Minister of State Sam Tan counters political exile Ho Juan Thai's account of why he fled Singapore in 1976

SINGAPORE - London-based exile Ho Juan Thai's account of why he fled Singapore in 1976 is at odds with what is in the public record, Minister of State (Prime Minister's Office) Sam Tan said on Monday, as he rebutted the former Workers' Party candidate for not giving the full picture behind his leaving the country.

In a rare comment by an officeholder to an online website, Mr Tan said in a letter to The Online Citizen (TOC) on Monday that Mr Ho made contradictory claims and also made no mention of why the police wanted to question him in 1976.

Mr Ho, who contested the 1976 general election in Bukit Panjang on the WP ticket, fled to Britain in 1977. During the campaign, he criticised the government's promotion of the use of English over Chinese, and was accused of making racially-inflammatory speeches.

Mr Tan said police wanted to question Mr Ho because he "made inflammatory speeches". Mr Ho said the Government was out to "exterminate" Chinese education here and "wipe out" the Chinese language, and that the achievement of the Government was the "killing of Chinese education".

Said Mr Tan in the letter to TOC: "These statements are on public record. In multi-racial Singapore, such allegations were reckless and irresponsible then as they would be now. Mr Ho's remarks could have caused divisions in society and sowed distrust between the English- and Chinese-educated. This could have torn apart our fragile social fabric then."

Mr Ho, now 63, admitted in an open letter in 1982 that he amended the December 1976 expiry date on his Singapore passport to enter Britain in July 1977.

In a commentary titled "The truth from a Singapore exile" in TOC on Nov 2, Mr Ho said, among other things, that he left as he believed his personal safety was at risk. He claimed that Internal Security Department officers came to arrest him some time after the 1976 election - one with his gun drawn.

But he added that despite having "great reservations", he respected the law and legal process in Singapore.

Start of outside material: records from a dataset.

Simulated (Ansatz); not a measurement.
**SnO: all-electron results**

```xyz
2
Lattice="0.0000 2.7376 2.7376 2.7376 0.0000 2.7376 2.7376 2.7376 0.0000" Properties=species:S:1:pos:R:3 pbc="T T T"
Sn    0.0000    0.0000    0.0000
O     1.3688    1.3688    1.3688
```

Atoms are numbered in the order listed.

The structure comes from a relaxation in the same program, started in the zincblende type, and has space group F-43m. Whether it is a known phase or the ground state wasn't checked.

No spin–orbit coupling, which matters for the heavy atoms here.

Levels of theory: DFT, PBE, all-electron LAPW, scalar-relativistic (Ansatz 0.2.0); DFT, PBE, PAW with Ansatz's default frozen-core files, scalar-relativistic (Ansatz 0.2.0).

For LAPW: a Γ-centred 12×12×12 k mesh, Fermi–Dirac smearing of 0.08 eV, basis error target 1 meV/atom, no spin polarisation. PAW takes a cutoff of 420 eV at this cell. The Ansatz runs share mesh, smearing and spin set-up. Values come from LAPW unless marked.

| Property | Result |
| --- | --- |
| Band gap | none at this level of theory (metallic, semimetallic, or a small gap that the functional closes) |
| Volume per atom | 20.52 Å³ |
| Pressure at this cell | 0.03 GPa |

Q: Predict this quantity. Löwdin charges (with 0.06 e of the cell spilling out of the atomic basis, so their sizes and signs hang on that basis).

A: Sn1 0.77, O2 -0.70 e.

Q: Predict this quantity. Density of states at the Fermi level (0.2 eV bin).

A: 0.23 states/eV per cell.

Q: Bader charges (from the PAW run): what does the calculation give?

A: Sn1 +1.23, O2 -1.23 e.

"Please charge me in an open court for the crime you alleged I have committed. I will obey the court order and return to Singapore with my head held high, but not with the potentially dangerous arrangements the government has offered - that one-time entry pass could, quite literally, be the one-way ticket to my indefinite incarceration," he said.

He maintained that concerns about his personal safety also lay behind why he left Singapore without applying for an exit permit: "The only reason I did not apply for an exit permit to leave Singapore and did not have my passport extended by the authorities was because I acted under duress as the police threatened to shoot me and the government accused me of crimes I did not commit. Would you not flee if a gun was pointed at you?"

But in Monday's letter, Mr Tan said that Mr Ho's reasons were unconvincing and that he "makes contradictory claims: on the one hand, that he was a victim of police intimidation, and on the other, he was willing to turn himself in for questioning."

"These are contradictory and unconvincing reasons for him absconding to Malaysia, from where with the help of Tan Chay Wa (a Communist Party of Malaya cadre later sentenced to death in Malaysia for possessing firearms), he ended up in London," Mr Tan said.

He added that it was revealing that after Mr Ho fled to London, his WP colleagues then did not make much fuss on his behalf or similarly flee Singapore: "Why did they not do so, or run away like him, if there was such a pervasive climate of intimidation?"

Mr Tan also said in his letter that Mr Ho's flight was similar to that of another exile, Mr Tan Wah Piow, who fled to London assisted by people, some of whom were involved with the Communist Party of Malaya.

Mr Tan Wah Piow entered the country using his expired Singapore passport with a forged extension endorsement.

Last month, the documentary "To Singapore, With Love", which features interviews with nine Singaporeans who live in exile in Britain and Thailand, was screened at a London arts festival. Mr Ho and Mr Tan Wah Piow attended one of the screenings.

The film is not allowed to be screened in public or distributed here because the Media Development Authority says it distorts the legitimate actions of security agencies as acts that victimise innocent individuals.